Few suppliers have been able to constantly grow their business like Brembo. In the first half of 2018, the Italian brake specialist posted revenue of 1.34 billion euros ($1.5 billion), up 6.1 percent from the same period in 2017, and increased net profit 2.5 percent to 140 million euros ($160 million). The car business accounts for a bit less than three-quarters of that revenue; the remaining 30 percent is split more or less evenly among motorcycles, racing and aftermarket/commercial vehicles. Although one of the leaders in its field, Brembo is still relatively small compared with giants such as Robert Bosch or Continental. Brembo Executive Deputy Chairman Matteo Tiraboschi explained why this can be an advantage. He also knows, however, that Brembo needs to grow, he told Automotive News Europe Associate Publisher and Editor Luca Ciferri and Correspondent Andrea Malan.
Which companies are Brembo’s biggest competitors?
We are one of the few complete braking system suppliers in the world. As far as discs are concerned, we have mainly local competitors. Nobody operates worldwide as we do. In calipers, we face all global players. They are a very important resource for us because they do not let us rest on our laurels while they are at our customers’ doors. Some of these competitors, such as Continental and TRW, do not only offer brakes. Sometimes they target our customers as a marketing prize, and they are ready to offer brakes at very low prices to gain access to other kinds of business. We then have to show the customer we really offer something different.
Brembo is a hyperspecialized company often fighting, as you said, against multidivisional giants. Do you feel at a disadvantage?
Of course, their diversified offer is an advantage. But as the smaller company, we are quicker and more focused.
Does Brembo need to grow?
We have to grow. Globally, we are small. We would have to double our sales to 5 billion euros per year.
Family-owned companies such as Brembo are known to think longer term. How far into the future does Brembo look?
We have a structured three-year plan that projects results up to five years. Beyond five years, we have guidelines. But it’s difficult to get into too much detail, not least because our customers have a hard time forecasting their business over that time frame.
Europe still accounts for more than half of your revenue. Is it too much?
That is because most premium carmakers we supply are in Europe. There is no need to rebalance. If we look at the end markets for the cars we supply, sales are quite evenly split between America, Europe and Asia.
How much does your biggest customer account for?

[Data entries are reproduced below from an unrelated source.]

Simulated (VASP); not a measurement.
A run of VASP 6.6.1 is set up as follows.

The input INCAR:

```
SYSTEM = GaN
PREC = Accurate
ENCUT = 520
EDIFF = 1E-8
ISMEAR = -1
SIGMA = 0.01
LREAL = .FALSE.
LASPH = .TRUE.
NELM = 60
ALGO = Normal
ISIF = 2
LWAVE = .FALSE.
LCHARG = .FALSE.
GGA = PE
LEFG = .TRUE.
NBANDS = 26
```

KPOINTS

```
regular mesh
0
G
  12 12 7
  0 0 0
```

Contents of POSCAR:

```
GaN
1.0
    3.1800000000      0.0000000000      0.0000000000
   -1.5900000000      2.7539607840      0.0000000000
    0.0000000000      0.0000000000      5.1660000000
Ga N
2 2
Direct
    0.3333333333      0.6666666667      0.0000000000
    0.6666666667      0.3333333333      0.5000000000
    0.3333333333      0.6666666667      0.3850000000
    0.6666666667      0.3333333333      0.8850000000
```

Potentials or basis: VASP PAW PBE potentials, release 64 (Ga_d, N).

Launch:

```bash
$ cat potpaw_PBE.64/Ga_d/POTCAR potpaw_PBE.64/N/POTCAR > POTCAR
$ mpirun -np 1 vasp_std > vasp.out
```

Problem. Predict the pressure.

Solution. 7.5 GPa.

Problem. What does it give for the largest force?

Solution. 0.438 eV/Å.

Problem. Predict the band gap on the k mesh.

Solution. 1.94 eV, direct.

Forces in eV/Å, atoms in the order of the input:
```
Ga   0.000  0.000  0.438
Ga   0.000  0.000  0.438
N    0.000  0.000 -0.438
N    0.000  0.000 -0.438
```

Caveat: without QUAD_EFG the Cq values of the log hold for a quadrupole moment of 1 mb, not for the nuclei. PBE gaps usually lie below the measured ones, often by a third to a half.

We have a policy not to let any customer generate more than 10 percent of our revenue. We have a number of customers around that percentage, but nobody at 40 percent. That is key to keeping our independence and to avoid being tied to big car platforms. If you lose one of those big platforms, you risk a big drop in revenue. We are ready to leave something on the table to have fewer long-term worries and to be able to be more aggressive toward customers, if necessary.
Would it make sense for Brembo to diversify its product portfolio?
We bought [seat belt maker) Sabelt 10 years ago, but the [global financial] crisis canceled most of the growth possibilities, so we decided to focus on our core business. [Brembo sold Sabelt in 2015.] We also evaluated the aerospace world, but, given the kind of technological breakthroughs that are possible now, we must stay focused to avoid the risk of missing opportunities in our core business.
One of the biggest disruptors to the industry will be the electrification of the car. How will Brembo handle this difficult transition?
The brake is a key element of the passengers’ comfort. If the car is electrified, it will need an electric brake instead of the current hydraulic one. We will have to understand which cars will be electrified and up to which point the cars will be electrified. Generally speaking, cars will be heavier and need better-performing brakes. Imagine stopping in an emergency in a 3-ton SUV.